A Naughty Evening with Noël Coward
Proud Haddock Productions
Old Red Lion
With an usher in a dinner jacket, fans supplied to cool a warm evening and a pianist in a white tuxedo, things are nicely set up for an evening of period Coward made up of two of his short plays and some of his songs as a garnish, all played without interval.
We Were Dancing is one of the 10 plays written in 1935 to be played in a changing combination as Tonight at 8.30. It first appeared on the same bill as Red Peppers but it has rarely been included in recent revivals.
It is a quirky look at the obsession with falling in love that displays typical Coward tartness and is set in the bar of some colonial outpost from which, on a clear day, you can see Sumatra.
Bored wife Louise Charteris (Lianne Harvey) has fallen in love at first sight with divorced Karl Sandys (James Sindall) and he with her. He is going to elope with her in the morning. They are discovered in a compromising situation but husband Hubert (John MacCormick) is jolly decent about it—it is his sister (Beth Eyre) who is scandalised.
These are all appropriately brittle performances offering a satire on colonial morality for 1930s West End audiences to laugh at. Will the two lovebirds still be so enamoured of each other in the morning?
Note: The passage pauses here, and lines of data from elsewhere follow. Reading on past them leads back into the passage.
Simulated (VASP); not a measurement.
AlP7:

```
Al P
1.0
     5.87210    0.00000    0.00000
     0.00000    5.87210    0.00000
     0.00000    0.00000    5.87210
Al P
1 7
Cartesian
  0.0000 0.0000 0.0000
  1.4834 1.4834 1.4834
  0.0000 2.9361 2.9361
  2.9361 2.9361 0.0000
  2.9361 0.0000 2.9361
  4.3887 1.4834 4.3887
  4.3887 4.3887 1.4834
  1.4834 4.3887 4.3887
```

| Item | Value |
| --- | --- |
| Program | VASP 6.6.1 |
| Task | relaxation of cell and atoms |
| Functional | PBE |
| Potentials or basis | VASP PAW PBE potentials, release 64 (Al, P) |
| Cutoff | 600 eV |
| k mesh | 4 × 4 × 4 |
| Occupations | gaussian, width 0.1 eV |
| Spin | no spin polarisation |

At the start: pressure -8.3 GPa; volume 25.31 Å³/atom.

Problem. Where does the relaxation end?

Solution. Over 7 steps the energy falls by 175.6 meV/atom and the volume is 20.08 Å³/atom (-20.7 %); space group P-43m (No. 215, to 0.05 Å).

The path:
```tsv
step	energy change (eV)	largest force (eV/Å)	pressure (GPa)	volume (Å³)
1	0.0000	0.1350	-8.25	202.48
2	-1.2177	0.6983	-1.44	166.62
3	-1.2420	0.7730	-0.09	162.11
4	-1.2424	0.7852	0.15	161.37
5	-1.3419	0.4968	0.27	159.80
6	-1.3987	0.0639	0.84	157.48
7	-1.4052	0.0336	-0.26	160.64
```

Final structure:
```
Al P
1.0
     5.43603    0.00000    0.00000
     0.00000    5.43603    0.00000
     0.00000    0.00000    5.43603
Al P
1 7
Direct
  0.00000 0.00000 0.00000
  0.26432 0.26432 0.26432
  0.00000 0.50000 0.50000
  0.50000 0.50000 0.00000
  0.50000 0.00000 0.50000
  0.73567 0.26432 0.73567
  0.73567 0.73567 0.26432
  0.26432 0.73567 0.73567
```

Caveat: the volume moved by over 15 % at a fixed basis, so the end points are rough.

Despite a spirited production, this still seems rather second-rate Coward. Some other characters are there simply to give a more social setting and because there were actors available from the other plays, though here James Loran makes the most of an opportunity to play pompous retired Major Blake knocking back stingers.
The Better Half is an earlier play first presented as part of a Grand Guignol bill at the Little Theatre in the Adelphi. It was never published and was soon forgotten until rediscovered in the Lord Chamberlain’s script pile by Michael Wilson and Richard Hand. That led to some recent performances. This revival doesn’t make you feel that it needs any more.
If features another wife, Alice (Tracey Pickup), bored with her marriage and her ever-compliant husband David (Stephen Fawkes). She suspects her friend Marion (Beth Eyre) is in love with David. While dressing for dinner, Alice and Marion discuss a society scandal involving a wife-beating husband. Alice seems to thinks that a little bit of beating might live things up in her case.
Marion confesses she does care for David and so Alice asks him if he knows this. Are they having an affair? To encourage him, she confesses her own infidelity (untrue) but still finds him acceptingly complaisant.
While undermining the facades of polite society, this isn’t a patch on Coward’s later work and Jimmy Walter’s production doesn’t work wonders with it. In 1922 at the Little, it would presumably have been played as farce and that might have worked better.
At the time, dramatist and critic St John Ervine commented, "when Mr Coward has learned that tea-table chitter-chatter had better remain the prerogative of women he will write more interesting plays than he now seems likely to write."
I in no way agree with Ervine’s sexist sentiment and am glad that his estimate of Coward’s talent later proved very wrong.